According to a statement by UCI today, a report will be issued by next year – relative to it’s inquiry into the role cycling leaders played in the Lance Armstrong doping scandal.
The UCI’s newly election president, Brian Cookson, who ran on a platform of reform, said the three-member independent commission would publish it’s findings within 12 months.
"We have to have a sport where a parent can bring their child, and know that their son or daughter can go all the way to the top if they have the ability and dedication," Cookson said in a UCI statement.
"Without having to lie, without having to cheat, without having to do things that will risk their health, without having to spend the rest of their lives looking over their shoulder."
"If we cannot do that as a governing body, then we have failed our members and our sport. But we are not going to fail. We are going to succeed," he added.
The commission was created after Cookson ousted former president Pat McQuaid.
McQuaid was in charge for eight years, succeeding Hein Verbruggen, who held office from 1991 to 2005.
Both men have rejected claims by the US Anti-Doping Agency, that while they were in power, the UCI did very little to stem doping and sanction offenders – most notably disgraced cyclist Lance Armstrong.
The commission said it’s main goal is to determine how a culture of doping was perpetuated between 1998 and 2013, and to establish who was to blame.
In addition, the commission has appealed to riders who are culpable in the past doping practices – to come forward in exchange for reduced punishment.
The commission has the authority to propose reduced sanctions to any rider, official, agent, race organizer or team staff member who admits to a doping offense.

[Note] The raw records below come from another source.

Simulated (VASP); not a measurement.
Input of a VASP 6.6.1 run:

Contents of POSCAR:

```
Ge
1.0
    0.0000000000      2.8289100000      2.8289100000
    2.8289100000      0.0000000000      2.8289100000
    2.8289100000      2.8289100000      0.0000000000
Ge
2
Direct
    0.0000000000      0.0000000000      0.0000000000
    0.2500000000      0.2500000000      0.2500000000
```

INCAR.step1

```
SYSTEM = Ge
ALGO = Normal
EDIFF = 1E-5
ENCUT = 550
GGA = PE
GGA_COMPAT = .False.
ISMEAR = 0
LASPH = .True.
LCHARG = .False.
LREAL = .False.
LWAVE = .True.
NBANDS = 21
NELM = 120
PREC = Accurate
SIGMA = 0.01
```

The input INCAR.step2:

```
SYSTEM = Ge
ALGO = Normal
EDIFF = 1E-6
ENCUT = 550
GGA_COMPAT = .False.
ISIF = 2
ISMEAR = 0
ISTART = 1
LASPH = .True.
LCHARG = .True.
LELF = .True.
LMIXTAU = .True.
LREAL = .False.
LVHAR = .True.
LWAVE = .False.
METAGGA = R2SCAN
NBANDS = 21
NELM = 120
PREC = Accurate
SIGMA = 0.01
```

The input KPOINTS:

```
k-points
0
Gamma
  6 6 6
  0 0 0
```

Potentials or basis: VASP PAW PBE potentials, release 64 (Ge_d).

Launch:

Furthermore, it can reduce the sanction even more, if the individual provides valuable information concerning doping practices, and is also empowered to let those who confess keep past prize money.
The Commission also has the authority to propose case-by-case reductions for anyone currently suspended from the sport, who reveals more details — though any such reduction will have to be approved by the original sanctioning body, the UCI and the World Anti-Doping Agency.